I paid special to the Rossmo segment as he created and developed his geographic profiling techniques when he worked for the Vancouver (Canada) Police Department (VPD) and studied at a nearby university. As this groundbreaking work was done in my neck of the woods and Rossmo was treated badly by the VPD, I felt a special interest. There’s more about Rossmo’s work and the VPD issues in the Wikipedia essay (Note: I have removed links from the excerpt.),

D. Kim Rossmo is a Canadian criminologist specializing in geographic profiling. He joined the Vancouver Police Department as a civilian employee in 1978 and became a sworn officer in 1980. In 1987 he received a Master’s degree in criminology from Simon Fraser University and in 1995 became the first police officer in Canada to obtain a doctorate in criminology. His dissertation research resulted in a new criminal investigative methodology called geographic profiling, based on Rossmo’s formula.

In 1995, he was promoted to detective inspector and founded a geographic profiling section within the Vancouver Police Department. In 1998, his analysis of cases of missing sex trade workers determined that a serial killer was at work, a conclusion ultimately vindicated by the arrest and conviction of Robert Pickton in 2002. A retired Vancouver police staff sergeant has claimed that animosity toward Rossmo delayed the arrest of Pickton, leaving him free to carry out additional murders. His analytic results were not accepted at the time and after a falling out with senior members of the department he left in 2001. His unsuccessful lawsuit against the Vancouver Police Board for wrongful dismissal exposed considerable apparent dysfunction within that department.

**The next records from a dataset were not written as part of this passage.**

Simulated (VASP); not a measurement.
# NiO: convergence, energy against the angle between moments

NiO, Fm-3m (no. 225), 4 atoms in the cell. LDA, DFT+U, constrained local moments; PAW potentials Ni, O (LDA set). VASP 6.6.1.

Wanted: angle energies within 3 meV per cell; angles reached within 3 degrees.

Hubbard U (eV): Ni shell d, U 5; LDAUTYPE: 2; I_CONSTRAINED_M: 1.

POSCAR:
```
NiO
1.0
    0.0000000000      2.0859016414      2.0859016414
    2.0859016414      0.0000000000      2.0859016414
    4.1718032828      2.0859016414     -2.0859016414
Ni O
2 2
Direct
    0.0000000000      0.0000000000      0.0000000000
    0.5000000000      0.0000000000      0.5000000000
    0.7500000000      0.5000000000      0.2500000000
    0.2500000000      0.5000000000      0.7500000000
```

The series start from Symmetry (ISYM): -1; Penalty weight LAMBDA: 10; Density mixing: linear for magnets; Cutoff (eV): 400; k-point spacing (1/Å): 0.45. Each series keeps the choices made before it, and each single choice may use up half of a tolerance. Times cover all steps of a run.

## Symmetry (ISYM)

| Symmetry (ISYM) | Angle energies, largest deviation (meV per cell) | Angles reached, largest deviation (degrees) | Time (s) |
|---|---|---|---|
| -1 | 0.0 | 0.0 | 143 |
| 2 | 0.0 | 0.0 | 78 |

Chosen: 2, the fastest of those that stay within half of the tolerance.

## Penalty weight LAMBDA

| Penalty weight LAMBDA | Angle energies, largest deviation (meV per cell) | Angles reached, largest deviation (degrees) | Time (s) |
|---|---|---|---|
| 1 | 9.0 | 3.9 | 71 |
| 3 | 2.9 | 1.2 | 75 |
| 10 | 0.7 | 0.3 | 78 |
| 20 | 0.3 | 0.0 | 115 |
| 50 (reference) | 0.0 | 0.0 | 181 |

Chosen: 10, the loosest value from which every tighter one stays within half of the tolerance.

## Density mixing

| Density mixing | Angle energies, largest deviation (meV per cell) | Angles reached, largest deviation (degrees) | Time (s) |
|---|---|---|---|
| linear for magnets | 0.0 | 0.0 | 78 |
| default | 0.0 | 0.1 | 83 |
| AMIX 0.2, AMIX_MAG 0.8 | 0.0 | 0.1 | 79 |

… he moved to Texas State University where he currently holds the Endowed Chair in Criminology and is director of the Center for Geospatial Intelligence and Investigation. …

Within what appeared to be chaos, Rossmo found order. Somehow Jackson Pollock did the same thing to achieve entirely different ends, a new form of art. Here’s a video clip of du Sautoy with artist and physicist, Richard Taylor,

Intuitively, Pollock dripped paint onto his canvases creating fractals decades before mathematician, Benoit Mandelbrot, coined the phrase and established the theory.  (I wrote previously about Jackson Pollock [and fluid dynamics] in my June 30, 2011 posting.)

I gather that du Sautoy’s ‘code’ will offer a unified theory drawing together numbers, patterns, and shapes as they are found throughout the universe in nature  and in our technologies and sciences.

The DVDs offer three extras (4 mins. each): Phi’s the Limit (beauty and the golden ratio or Phi), Go Forth and Multiply (a base 2 system developed by Ethiopian traders predating binary computer codes by millenia) and Imagining the Impossible: The Mathematical Art of M. C. Escher  (Dutch artist’s [Escher] experiments with tessellation/tiling).

I quite enjoyed the episodes although I was glad to have read James Gleick‘s book, Chaos (years ago) before viewing the third episode, Prediction and I was a little puzzled by du Sautoy’s comment in the first episode, Numbers, that atoms are not divisible. As I recall, you create an atomic bomb when you split an atom but it may have been one of those comments that didn’t come out as intended or I misunderstood.

You can find out more about The Code DVDs at Athena Learning. The suggested retail cost is $39.99 US or $52.99 CAD (which seems a little steep for Canadian purchasers since the Canadian dollar is close to par these days and, I believe, has been for some time).

In sum, this is a very engaging look at numbers and mathematics.